In [1]:

#  Define and load everything we need so that this
#  tutorial is complete by itself.

import scipy as sp 
import numpy as np 
import matplotlib as mpl 
import pandas as pd 
import sklearn 

from pandas.plotting import scatter_matrix
import matplotlib.pyplot as plt
import seaborn as sns
from sklearn import model_selection
from sklearn.metrics import classification_report
from sklearn.metrics import confusion_matrix
from sklearn.metrics import accuracy_score
from sklearn.linear_model import LogisticRegression
from sklearn.tree import DecisionTreeClassifier
from sklearn.neighbors import KNeighborsClassifier
from sklearn.discriminant_analysis import LinearDiscriminantAnalysis
from sklearn.naive_bayes import GaussianNB
from sklearn.svm import SVC

#  Enable inline plotting from matplotlib

%matplotlib inline

In [2]:

url = "https://archive.ics.uci.edu/ml/machine-learning-databases/iris/iris.data"

#  Define the names of the variables as we want them

names = ['sepal-length', 'sepal-width', 'petal-length', 'petal-width', 'species']
iris = pd.read_csv(url, names=names)

In [3]:
print(iris.shape)

In [3]:
print(iris.head())

In [3]:
print(iris.describe())#  Use the groupby method to determine the class distribution

In [4]:
print(iris.groupby('species').size())

species
Iris-setosa        50
Iris-versicolor    50
Iris-virginica     50
dtype: int64


In [5]:
#  Convert from pandas dataframe to numpy array
#  Most of the scikit-learn libraries expect numpy arrays.
array = iris.values
print (type(array))

<class 'numpy.ndarray'>


In [None]:
#  From the charts, it appears that Iris-setosa can be separated by a straight line.  
#  We will test machine learning of one-versus-others by defining the target to 
#  be +1 for Iris-setosa, 0 for all others
#  Use all rows, column 4, to create vector raw_target.
raw_target = array[:,4]
#  Use all rows f raw_target to create the y array,
#  setting the rows that are Iris-setosa to +1, all others to 0.
y = np.where(raw_target == 'Iris-virginica', 1, 0)
print (y)

In [None]:

#  Split the data into feature variables, X, and target variable, y
#  Feature variables are in the first four columns -- indexes 0,1,2,3
#  Target variable is in column 4

#  Note the use of upper case X and lower case y.
#  This is the convention used to distinguish between matrices, X, 
#  and vectors, y, as the expression describing the model is AX = y.

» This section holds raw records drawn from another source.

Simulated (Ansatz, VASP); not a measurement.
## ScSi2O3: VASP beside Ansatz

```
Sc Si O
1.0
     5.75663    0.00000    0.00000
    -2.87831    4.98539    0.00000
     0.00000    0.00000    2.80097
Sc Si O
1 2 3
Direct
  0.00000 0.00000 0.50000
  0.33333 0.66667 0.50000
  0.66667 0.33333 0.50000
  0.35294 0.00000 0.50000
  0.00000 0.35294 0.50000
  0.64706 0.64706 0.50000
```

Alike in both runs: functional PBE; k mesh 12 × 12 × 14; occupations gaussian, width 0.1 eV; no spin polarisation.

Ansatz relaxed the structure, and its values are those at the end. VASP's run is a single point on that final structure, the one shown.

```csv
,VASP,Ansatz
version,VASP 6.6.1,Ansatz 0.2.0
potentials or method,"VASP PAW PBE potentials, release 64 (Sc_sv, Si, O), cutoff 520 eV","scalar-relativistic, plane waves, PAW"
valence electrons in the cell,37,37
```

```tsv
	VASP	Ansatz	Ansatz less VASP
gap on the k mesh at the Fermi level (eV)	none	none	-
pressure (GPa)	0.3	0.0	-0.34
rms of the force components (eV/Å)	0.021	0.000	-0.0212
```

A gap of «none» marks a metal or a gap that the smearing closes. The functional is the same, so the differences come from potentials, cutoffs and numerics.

#  Use all rows, columns 0, 1, 2, 3.
X = array[:,0:4]

#  Expect X to be 150 rows, 4 columns
print (type(X))
print ('Dimensions of X: ', X.shape)

#  We converted the labels to 0/1 integers in the cell above
#  Expect y to be 150 rows, 1 column
print (type(y))
print ('Dimensions of y: ', y.shape)

In [None]:

#  Split the data into training and test sets
#  Selection is made by randomly choosing rows.
#  Test data is 20% of the total number of rows -- 30 rows.

test_size = 0.20
seed = 7
X_train, X_test, y_train, y_test = \
    model_selection.train_test_split(X, y, test_size=test_size, random_state=seed)
    
print ('Dimensions of X_train: ', X_train.shape)
print ('Dimensions of X_test:  ', X_test.shape)
print ('Dimensions of y_train: ', y_train.shape)
print ('Dimensions of y_test:  ', y_test.shape)
print ('Head of X_train: \n', X_train[:10])
print ('Head of X_test:  \n', X_test[:10])
print ('Head of y_train: ', y_train[:10])
print ('Head of y_test:  ', y_test[:10])

In [None]:

model = LogisticRegression(solver='lbfgs')
model.fit(X_train,y_train)
y_pred = model.predict(X_test)
cm = confusion_matrix(y_pred,y_test)
print ('                        Predicted')
print ('                   Positive','Negative')
print ('Actually Positive (1): ', cm[1,1], '    ', cm[1,0])
print ('Actually Negative (0): ', cm[0,1], '    ', cm[0,0])